A lot of research has been devoted to the situation women in academia face in terms of getting jobs, getting tenure-tracks jobs (versus positions as adjuncts, lecturers, and temporary visiting positions). Though the number of women in graduate programs continues to grow and 2010 marked the first time women were awarded more doctoral degrees than their male colleagues, those numbers shift when we look at academic jobs. Fewer men actually start tenure-track positions, but more men have tenure. And there are fewer men in non-tenure-track positions.
But we have largely forgotten about Title IX when it comes to fighting the insititionalized sexism that occurs in academia. This is quite ironic given that Dr. Sandler’s impetus for creating Title IX in the 70s came from her losing out on tenure-track positions to male colleagues. Has the time come to use the power of Title IX to being to remedy some of these issues over the treatment of female grad students and faculty members?
The Chronicle of Higher Education, another media outlet that has extensively covered the issue of women’s equality in academia, published a very interesting piece this week about the applicability of Title IX to the treatment of women as grad students, post-docs, job applicants, and professors/instructors–especially when they are mothers or become pregnant.
We have discussed the protections Title IX provides to female student-athletes who get pregnant, and we have written about cases of Title IX being invoked when grad students have been retaliated against for complaining about equality. But there has been little–that we have seen at least–about the protections that Title IX affords grad students who hold positions as TAs and RAs.
This was a compelling piece because it brought together–for me anyway–a lot of these issues. We have noted, as have others, that Title IX and STEM is an emerging trend. And the Chronicle piece certainly addresses the issue of the difficulties women face as grad students and faculty in STEM fields. But the subtle and not-so-subtle cues women receive about becoming mothers exists across disciplines. I sat in a lecture in which a tenured, child-free female professor openly stated that she discourages her female graduate students from becoming mothers while in graduate school. Her “advice” was based on the statistics. The Chronicle article is right; we work very hard to just get the PhD; we don’t want to hurt our chances in this very difficult job market and our advisers don’t want that for us either. And we have seen our peers suffer for their choices to have children or go back to grad school after having children. I have witnessed my child-free female colleagues needlessly suffer through the tenure process. We have learned from what we have seen others go through and we make decisions about our lives based on what is clearly more than anecdotal evidence.

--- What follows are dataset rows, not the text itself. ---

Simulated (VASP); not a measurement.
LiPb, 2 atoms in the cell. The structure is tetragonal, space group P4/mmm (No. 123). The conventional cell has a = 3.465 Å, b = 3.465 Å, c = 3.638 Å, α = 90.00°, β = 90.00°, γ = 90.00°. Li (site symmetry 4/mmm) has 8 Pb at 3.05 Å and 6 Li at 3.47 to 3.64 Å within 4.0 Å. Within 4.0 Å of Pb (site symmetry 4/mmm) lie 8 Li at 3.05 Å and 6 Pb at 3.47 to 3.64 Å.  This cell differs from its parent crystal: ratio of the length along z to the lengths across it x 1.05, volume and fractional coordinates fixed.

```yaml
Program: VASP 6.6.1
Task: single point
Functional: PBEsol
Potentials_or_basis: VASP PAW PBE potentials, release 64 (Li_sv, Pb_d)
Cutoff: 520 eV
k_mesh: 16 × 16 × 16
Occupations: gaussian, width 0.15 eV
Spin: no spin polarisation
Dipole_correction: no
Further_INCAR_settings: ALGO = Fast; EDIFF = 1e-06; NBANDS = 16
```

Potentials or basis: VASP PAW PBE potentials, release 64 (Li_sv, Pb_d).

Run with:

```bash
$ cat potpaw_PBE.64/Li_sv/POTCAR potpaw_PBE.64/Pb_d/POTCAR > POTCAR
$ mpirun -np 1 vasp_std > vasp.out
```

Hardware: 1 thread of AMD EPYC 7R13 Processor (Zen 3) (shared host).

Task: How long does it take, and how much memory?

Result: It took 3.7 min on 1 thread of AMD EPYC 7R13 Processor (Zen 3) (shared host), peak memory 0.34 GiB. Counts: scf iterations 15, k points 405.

And it is not that these norms have gone unchallenged. Women have certainly brought lawsuits over the denial of tenure. A 2010 Chronicle article, discusses the cases brought by women under Title VII in the 80s and 90s. But as we have seen in other areas of discrimination law–including Title IX–proving intent to discriminate based, in these situations, on sex is becoming more and more difficult. The tenure process itself is so subjective and very few people want to make a federal case–literally–out of the discrimination they have faced. (In 2004 the AAUW published a report entitled “Tenure Denied: Cases of Sex Discrimination in Academia” which offers additional case history.)
What this week’s Chronicle article provides though is more about the experiences of grad student and post-docs and the ways in which they can advocate for equality using Title IX. NASA has actually devised a questionnaire that schools can use in a self-study. Though it was written to assess gender equity in the sciences, it can–and should– be applied across disciplines.
I predict that this issue will follow a path similar to that of sexual harassment and Title IX cases. Unclear or missing policies about discrimination will put a school at risk for a lawsuit. And when a few Title IX cases emerge around this issue–or even a watershed case–more will follow, in quick succession. A lot of schools have been slow to institute comprehensive sexual assault and harassment policies and are paying for it. Maybe they will have learned their lesson and be ahead of the curve when it comes to ensuring, at an institutional level, equal treatment of their female scholars.